Proving that $\sum (-1)^{n+1} n^{-z}$ defines an analytic function in $Re z>0$

Question

I want to show that the series $\sum_{n=1}^\infty (-1)^{n+1} n^{-z}$ converges to an analytic function for $\Re z>0$.

For $\Re z>1$ the terms are dominated by $n^{-x}$ so that we have absolute and uniform convergence on compact sets, and by Weierstrass' theorem the sum is analytic there. For $\Re z \leq 1$ however I can't show absolute convergence. I tried splitting into real and imaginary parts: $$\sum_{n=1}^\infty (-1)^{n+1} n^{-z}=\sum_{n=1}^\infty (-1)^{n+1} n^{-x}\cos(-y \ln n)+i\sum_{n=1}^\infty (-1)^{n+1} n^{-x}\sin(-y \ln n),$$ and showing convergence for both using Leibniz's test (or even the more general Dirichlet's test) without success.

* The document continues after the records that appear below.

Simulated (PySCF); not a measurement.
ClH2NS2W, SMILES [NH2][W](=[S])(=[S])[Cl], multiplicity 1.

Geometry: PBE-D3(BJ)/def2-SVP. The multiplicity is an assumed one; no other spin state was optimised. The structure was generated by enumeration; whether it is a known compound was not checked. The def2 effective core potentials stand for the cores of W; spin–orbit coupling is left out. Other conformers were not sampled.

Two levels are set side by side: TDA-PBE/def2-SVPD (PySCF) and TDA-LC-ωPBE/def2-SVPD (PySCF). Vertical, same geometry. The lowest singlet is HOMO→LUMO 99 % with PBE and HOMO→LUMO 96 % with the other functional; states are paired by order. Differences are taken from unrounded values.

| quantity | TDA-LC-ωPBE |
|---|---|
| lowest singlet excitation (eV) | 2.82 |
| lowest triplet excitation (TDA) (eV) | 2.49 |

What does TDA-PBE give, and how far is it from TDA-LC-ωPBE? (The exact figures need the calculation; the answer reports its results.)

I'd love to have any hints about how to do this right.

Answer 1

Hints:

$$\frac1{n^s}-\frac1{(n+1)^s}=s\int\limits_n^{n+1}\frac{dx}{x^{s+1}}$$

and now, putting $\,s=\sigma+it\;,\;\;\sigma\,,\,t\in\Bbb R\,$ and taking into account that $\,\sigma>0\,$:

$$\left|\;\int\limits_n^{n+1}\frac{dx}{x^{s+1}}\;\right|\le\int\limits_n^{n+1}\frac{dx}{\left|x^{s+1}\right|}=\int\limits_n^{n+1}\frac{dx}{x^{\sigma+1}}=\left.-\frac1\sigma x^{-\sigma}\right|_n^{n+1}=-\frac1\sigma\left(\frac1{(n+1)^\sigma}-\frac1{n^\sigma}\right)$$

and now observe that

$$-\frac1\sigma\left(\frac1{(n+1)^\sigma}-\frac1{n^\sigma}\right)<\frac1{n^{\sigma+1}}\iff\left[1-\left(\frac n{n+1}\right)^\sigma\right]<1\iff\left(\frac n{n+1}\right)^\sigma>0$$

and now we just apply the series test...

Answer 2

Here's a direct proof of the statement using Cauchy's criterion given in this file.
Let $K_{\epsilon,M} = \{s\in\Bbb C: Re(s)\geq\epsilon,|s|\leq M\}$ be a compact subset of $Re(s)>0$ for $0<\epsilon\ll 1$ and $1\ll M$. Then, $|n^{-s}|\leq n^{-\epsilon}$ for all $s\in K_{\epsilon,M}$. Let $S_n= \sum_{k=1}^n(-1)^{k+1}$ which is $1$ or $0$. Choose $0<n_1<n_2\in\Bbb N$.

\begin{align*} \left|\sum_{n_1+1}^{n_2}{(-1)^{n+1}\over n^s}\right| & = \left|\sum_{n=n_1+1}^{n_2}{1\over n^s}(S_n-S_{n-1})\right|\\ & = \left|\sum_{n=n_1+1}^{n_2}\left({1\over n^s}-{1\over(n+1)^s}\right)S_n+{S_{n_2}\over(n_2+1)^s}-{S_{n_1}\over(n_1+1)^s}\right|\\ &\leq{1\over(n_1+1)^\epsilon}+{1\over(n_2+1)^\epsilon}+\sum_{n = n_1+1}^{n_2}\left|{1\over n^s}-{1\over(n+1)^s}\right|\\ & \leq {1\over n_1^\epsilon}+{1\over n_2^{\epsilon}}+\sum_{n=n_1+1}^{n_2}\left|\int_n^{n+1}{-s\over x^{s+1}}\ dx\right|\\ & \leq {2\over n_1^{\epsilon}}+\sum_{n=n_1+1}^{n_2}{M\over n^{\epsilon+1}}\\ & \leq {2\over n_1^{\epsilon}}+M\int_{n_1}^{n_2}{1\over x^{1+\epsilon}}\ dx\\ & \leq {2\over n_1^\epsilon}+{M\over\epsilon n_1^{\epsilon}}\to 0,\quad \epsilon\to 0.\\ \end{align*} Hence by Cauchy criterion, the series converges uniformly on a compact subset $K_{\epsilon,M}$ and as $\epsilon,M$ are arbitrary, we conclude the given series defines a holomorphic function on $Re(s)>0$.